The filtration, or winnowing, or whatever process it may be called, which has separated and set apart the more flexible portion of the educated peasantry of Scotland for the peculiar service of the kirk, has been in an eminent degree favourable for the schools, which have thus reserved to them the most independent and generally also the most enthusiastically devoted to learning.
I should have mentioned ere now, that the men who fill learned situations, or are engaged in literary pursuits in Scotland, ought, in genius, though perhaps not always in education, to be superior to men of the same description in England; for the expense of obtaining any thing like a literary education in the latter country is so great, and the disposition to obtain it is so contrary to the habits of the humbler, and even the middle ranks of the people, that the range of classes from whom the learned men of England can be taken, is far narrower than that from which Scotland can make her election. In England, a peasant or a small farmer never so much as dreams of giving his son a classical or a university education; and even among the wealthier yeomen and tradesmen this is seldom done, except with an immediate view to a church living, to which if the person so educated should not succeed, he returns back to the counter or the counting-house.

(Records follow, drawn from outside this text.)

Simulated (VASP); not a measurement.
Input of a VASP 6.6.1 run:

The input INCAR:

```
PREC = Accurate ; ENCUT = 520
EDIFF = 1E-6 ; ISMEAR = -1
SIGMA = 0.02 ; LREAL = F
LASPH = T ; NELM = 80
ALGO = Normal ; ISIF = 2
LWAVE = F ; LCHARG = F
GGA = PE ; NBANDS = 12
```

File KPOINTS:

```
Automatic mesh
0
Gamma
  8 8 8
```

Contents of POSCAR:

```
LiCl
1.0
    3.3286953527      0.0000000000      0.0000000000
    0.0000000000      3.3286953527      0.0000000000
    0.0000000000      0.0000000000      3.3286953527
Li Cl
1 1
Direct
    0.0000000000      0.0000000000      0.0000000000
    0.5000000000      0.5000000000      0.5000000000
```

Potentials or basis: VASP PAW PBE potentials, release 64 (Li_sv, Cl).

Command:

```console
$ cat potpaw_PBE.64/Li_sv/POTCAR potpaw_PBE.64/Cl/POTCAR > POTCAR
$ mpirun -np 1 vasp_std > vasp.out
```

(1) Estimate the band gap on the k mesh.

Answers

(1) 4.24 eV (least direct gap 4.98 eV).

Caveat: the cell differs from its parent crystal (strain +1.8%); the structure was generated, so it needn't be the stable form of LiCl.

In Scotland, again, though the gates, at least of some species of knowledge, do not stand open so widely or so long as in England, yet they stand open to every class of the people; and thus, though the population of Scotland be not one-sixth part of that of England, the number of persons from whom the learned men of Scotland are chosen is perhaps greater; indeed, it is positively greater, for the whole two millions of the Scotch people are in this situation; and if all the classes in England who have the power and the will to educate their children be counted, they will be found far fewer than this. Now, as the means of obtaining liberal education descend in society, the quantity of talent must necessarily increase. In natural ability, a hundred peasants, at least a hundred peasant boys, are not necessarily inferior to the same number of scions of nobility; and as the total number of peasants exceeds the total numbers of the others, the whole quantity of natural capacity must be greater. Whatever, indeed, may be their differences after they grow up, and when all the varieties of advantage, opportunity, and habit have come into play, it cannot be denied that there is a point in the age of all classes of society at which their talents and capacities are in the precise ratio of their numbers; and it is equally true that, if they were all taken at this point, and subjected to the same discipline, the number of illustrious men that would be obtained from each class would also be in the precise ratio of the total number. But all classes in Scotland have, from infancy up to a certain period, the same facilities of being educated, and therefore, in obtaining a supply of learned and literary men, Scotland has the choice of the whole population.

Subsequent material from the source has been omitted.